By Monday 22 April 2024No Comments

Sales of Australian wine in Vietnam reached $11.5 million last year – double what they were two years ago. And the future looks good for Aussie winemakers.

The Australian Ambassador to Vietnam, Andrew Goledzinowski, says bilateral relations between the two countries have been “substantially upgraded and were now elevated to the highest levels”.

“The upgraded relationships provide Australian wine exporters with additional opportunities to build on the reputation Vietnamese people have for Australian goods, for their quality and trust,” he said at a gala dinner hosted in Hanoi for South Australia Wine Connect 2024.

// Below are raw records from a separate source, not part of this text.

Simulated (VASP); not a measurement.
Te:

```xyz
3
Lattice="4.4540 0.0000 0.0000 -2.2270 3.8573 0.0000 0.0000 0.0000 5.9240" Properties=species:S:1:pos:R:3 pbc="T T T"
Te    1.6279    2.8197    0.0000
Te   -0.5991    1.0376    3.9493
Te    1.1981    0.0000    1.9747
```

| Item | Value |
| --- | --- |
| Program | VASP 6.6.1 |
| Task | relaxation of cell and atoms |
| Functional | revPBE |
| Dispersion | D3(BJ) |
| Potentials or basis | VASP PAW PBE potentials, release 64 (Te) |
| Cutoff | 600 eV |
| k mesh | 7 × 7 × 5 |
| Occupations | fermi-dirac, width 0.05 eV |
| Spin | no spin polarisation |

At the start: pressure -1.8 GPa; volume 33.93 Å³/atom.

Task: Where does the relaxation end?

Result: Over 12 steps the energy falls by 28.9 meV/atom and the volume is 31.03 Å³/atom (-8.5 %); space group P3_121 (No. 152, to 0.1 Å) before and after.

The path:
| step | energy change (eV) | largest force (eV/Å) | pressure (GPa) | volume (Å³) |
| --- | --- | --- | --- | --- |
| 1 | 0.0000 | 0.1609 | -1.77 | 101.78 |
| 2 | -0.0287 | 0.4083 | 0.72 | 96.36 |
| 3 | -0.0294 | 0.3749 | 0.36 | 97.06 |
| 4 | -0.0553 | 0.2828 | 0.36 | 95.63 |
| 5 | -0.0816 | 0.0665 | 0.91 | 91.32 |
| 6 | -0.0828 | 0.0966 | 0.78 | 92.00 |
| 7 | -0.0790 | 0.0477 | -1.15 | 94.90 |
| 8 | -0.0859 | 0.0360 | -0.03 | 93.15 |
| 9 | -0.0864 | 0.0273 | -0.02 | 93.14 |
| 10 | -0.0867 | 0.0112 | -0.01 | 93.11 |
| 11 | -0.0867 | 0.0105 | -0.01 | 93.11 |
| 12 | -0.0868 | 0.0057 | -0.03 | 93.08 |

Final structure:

According to Inkwood Research, the Vietnam wine market was valued at US$347.10 million in 2022 and is expected to reach US$692.27 million by 2030.

Volume is expected to reach 24.15 million litres by 2030.

Nguyen Ba Hai, the Vice Director of Investment Promotion, Center for Industry and Trade, Vietnam Trade Promotion Agency, says demand for Australian wine in Vietnam is growing in line with higher levels of discretionary incomes.

“Vietnam is proving to be one of the world’s fastest-growing countries,” he says.

“Total retail sales of goods and services in 2022 increased by nearly 20 percent compared to the same period last year, reaching approximately US$239 billion.”

The program for SA Wine Connect 2024, hosted in Ho Chi Minh City and Hanoi, included networking and buyer visit initiatives as well as masterclasses that were oversubscribed.

David Dean, president of the Australian-Vietnamese Chamber of Commerce (SA) – AVCC – said, “We had close to 70 wholesalers and retailers at each of the masterclasses in Ho Chi Minh City and nearly 300 at the tastings with similar numbers in Hanoi” he said.

Participating wineries included Turkey Flat, First Drop, Sorby Adams, Ottelia Innes, HighBank, Armstrong, Metala Wines, Paracombe, Mitolo, Betty’s Choice and Maison Blue.

Winemaker John Innes from Ottelia said the program was educational and geared to the right demographic. “Which is the sophisticated 25 years group and upwards,” he says.

“The initiative was well supported by wholesalers and retailers. However, we go forward cautiously, and we don’t expect the orders to come immediately.”

Anna Nguyen from Must See in Vietnam said, “These wine educational programs are invaluable for the 25-40 years group who are becoming more sophisticated and seeking more of the finer things in life like good wine.”